Antah AI

Non-functional requirements are key for any project development because they provide an overall idea of the infrastructure needed for a project. Generative AI is a very hot topic, and it is well known that estimating infrastructure is essential, especially for Generative AI and large language models. If you are using a self-hosted model, having a basic idea of memory and CPU requirements gives a good overview of the project and sometimes even the cost, which is a very important factor in determining whether a project should move forward. Generative AI projects are computation-heavy, and understanding infrastructure needs can give a significant advantage in evaluating cost versus benefit.

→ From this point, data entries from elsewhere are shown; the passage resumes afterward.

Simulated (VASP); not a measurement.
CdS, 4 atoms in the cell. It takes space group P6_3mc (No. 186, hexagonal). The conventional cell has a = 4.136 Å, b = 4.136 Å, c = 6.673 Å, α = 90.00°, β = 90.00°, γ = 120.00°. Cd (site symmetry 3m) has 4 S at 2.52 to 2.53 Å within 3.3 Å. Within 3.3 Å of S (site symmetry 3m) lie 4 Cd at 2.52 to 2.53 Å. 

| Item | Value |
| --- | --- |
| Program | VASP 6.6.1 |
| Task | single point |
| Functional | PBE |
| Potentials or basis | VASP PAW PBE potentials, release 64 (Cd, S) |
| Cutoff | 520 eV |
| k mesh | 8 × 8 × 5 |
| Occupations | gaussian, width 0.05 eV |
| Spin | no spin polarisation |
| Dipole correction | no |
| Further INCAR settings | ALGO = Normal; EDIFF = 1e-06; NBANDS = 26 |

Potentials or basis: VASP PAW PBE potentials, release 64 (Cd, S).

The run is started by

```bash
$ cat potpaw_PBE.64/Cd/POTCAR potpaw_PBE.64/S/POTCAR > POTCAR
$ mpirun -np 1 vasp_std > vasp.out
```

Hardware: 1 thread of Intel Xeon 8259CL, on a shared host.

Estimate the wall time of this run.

I want to discuss the concept of quantisation in large language models—how it impacts inference and what can be done to reduce cost.

Transformer models determine how the model reads the prompt, understands the context, and how layers, attention, and embeddings work together to predict the next word. If you want to learn more, read my article: https://antahai.com/articles/inference-in-large-language-models

Quantisation is about how the model is packaged. It is a technique used to make models smaller and faster. It reduces memory usage and speeds up inference. It only changes how the model weights are stored. Since we know the model uses numerical values, there are different levels of quantisation.

FP32 stores numbers as 32-bit floating-point values (highest precision).
FP16 reduces the precision but maintains good accuracy.
INT8 and INT4 store 8-bit and 4-bit numbers respectively.

Even though the precision decreases, the core information remains, and the model’s meaning does not change. However, quantisation significantly changes the computation and memory requirements.

Below are the estimated memory requirements of a 7B parameter model:

FP32 ≈ 28 GB (≈ 26.1 GiB)
FP16 ≈ 14 GB (≈ 13.0 GiB)
INT8 ≈ 7 GB (≈ 6.5 GiB)
INT4 ≈ 3.5 GB (≈ 3.3 GiB)

If you are using FP16 or INT8, you definitely need a GPU. But here is the trickiest part: you can run inference on INT8 and INT4 quantised models even on a CPU.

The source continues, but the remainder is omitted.